The UK company said the alleged loss was the difference between the cost of producing new generation money and that of printing the old notes, which had fewer security features.

“This is mythical loss. It never actually happened,” said Douglas Denham, the firm’s commercial legal director.

De La Rue, however, welcomed the Parliamentary Accounts Committee (PAC) backing of the proposed joint venture in which the government is to spend Sh655 million to acquire a 40 per cent stake in the firm.

“The long-term agreement of ten years to print currency for Central Bank of Kenya is a pre-condition. We are yet to negotiate terms of the long term agreement with CBK,” said Denham.

He reiterated that the company would divest from printing currency to security printing, including that of cheques.

“Closure of the currency printing will result to job losses,” he added.

However, De la Rue said biennial reviews embedded in its long-term contracts with CBK ensured the contracts were not far off prevailing market conditions.

“Previous long-term agreements between De La Rue and CBK have contained provisions for biannual review of banknote prices in light of prevailing market prices and technological advancements,” said Stephen Prior, the company’s area sales director Africa Prior said.

The UK security printer accused the committee of deliberately ignoring the Ruaraka factory’s contribution of Sh1.25 billion to the economy through taxes, wages and local purchases.

De La Rue said documents it had presented to the committee in May to back this were not appended in the PAC report.

De La Rue said PAC had erred by comparing pricing for new generational bank notes and that of current generational notes.
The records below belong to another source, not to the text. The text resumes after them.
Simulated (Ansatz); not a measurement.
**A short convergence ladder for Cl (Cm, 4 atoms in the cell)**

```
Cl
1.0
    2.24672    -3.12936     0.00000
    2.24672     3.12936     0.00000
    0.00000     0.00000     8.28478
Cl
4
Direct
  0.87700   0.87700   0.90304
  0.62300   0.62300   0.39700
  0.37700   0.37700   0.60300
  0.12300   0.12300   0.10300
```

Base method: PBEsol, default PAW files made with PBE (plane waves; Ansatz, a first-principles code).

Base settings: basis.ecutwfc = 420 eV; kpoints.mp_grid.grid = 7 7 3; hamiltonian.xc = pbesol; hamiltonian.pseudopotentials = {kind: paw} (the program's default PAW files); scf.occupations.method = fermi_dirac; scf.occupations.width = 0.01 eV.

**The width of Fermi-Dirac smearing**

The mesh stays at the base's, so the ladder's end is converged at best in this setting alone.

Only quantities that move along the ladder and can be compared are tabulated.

“The cost of printing two bank notes is very different. For instance, it cost Euro’s 100 to print 1,000 banknotes while it costs less to print the Kenya Shilling yet Euros have foils unlike the Shilling. The composition of the notes makes the price difference,” Mr Denham added.

The officials said there was no loss arising from the cancellation of the tender to supply 1.71 billion banknotes from Malta because the Central Bank of Kenya would have paid more for shipment, security and storage of the consignment.